Testing Gravity on Cosmological Scales: Theoretical Predictions with the COLA Method

TL;DR

This paper demonstrates how COLA simulations can efficiently model modified gravity theories like $f(R)$ and nDGP, enabling realistic galaxy catalogues and emulators for large-scale structure analysis.

Contribution

It introduces a method combining COLA simulations with empirical galaxy-halo models for modified gravity, and develops an emulator for the nDGP boost factor.

Findings

COLA simulations accurately reproduce large-scale structure probes in modified gravity.

The combined approach produces realistic mock galaxy catalogues in $f(R)$ and nDGP models.

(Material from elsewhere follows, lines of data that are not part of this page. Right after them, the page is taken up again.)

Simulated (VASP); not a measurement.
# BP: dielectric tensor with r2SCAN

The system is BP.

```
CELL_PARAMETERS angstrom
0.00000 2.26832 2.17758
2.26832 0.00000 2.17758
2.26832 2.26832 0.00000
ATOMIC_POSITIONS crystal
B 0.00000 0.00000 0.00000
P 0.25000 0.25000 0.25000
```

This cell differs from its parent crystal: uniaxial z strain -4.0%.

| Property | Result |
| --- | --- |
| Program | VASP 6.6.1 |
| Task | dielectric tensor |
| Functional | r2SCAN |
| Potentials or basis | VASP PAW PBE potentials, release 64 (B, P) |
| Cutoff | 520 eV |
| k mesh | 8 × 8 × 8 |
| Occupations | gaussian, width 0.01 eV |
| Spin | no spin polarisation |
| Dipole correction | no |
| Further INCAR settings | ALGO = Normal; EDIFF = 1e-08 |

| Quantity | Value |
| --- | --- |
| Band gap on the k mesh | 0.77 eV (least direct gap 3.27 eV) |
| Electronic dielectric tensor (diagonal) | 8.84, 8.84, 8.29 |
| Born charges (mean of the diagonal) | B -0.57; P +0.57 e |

An emulator for the nDGP boost factor of the matter power spectrum is successfully trained.

Abstract

One of the main objectives of stage IV galaxy surveys is to constrain gravity on cosmological scales. To this end, it is crucial to make accurate theoretical predictions in the nonlinear regime of structure formation in order to maximise the scientific return. This is possible at a relatively low computational cost thanks to COLA simulations, an approximate and much faster alternative to full $N$-body simulations. In this thesis, we focus on two modified gravity theories, $f(R)$ and nDGP, and present an analysis of how COLA simulations can be combined with empirical models for the galaxy-halo connection to produce realistic mock galaxy catalogues in modified gravity. We then use the resulting galaxy catalogues to study the effects of modified gravity and validate COLA simulations for several probes of the large-scale structure like the galaxy power spectrum, bispectrum and the void-galaxy cross-correlation function. Finally, we propose the COLA method for the extension of cosmological emulators to modified gravity theories and showcase its potential by training an emulator for the nDGP boost factor of the matter power spectrum, i.e., the ratio of the power spectrum in nDGP gravity with that in general relativity.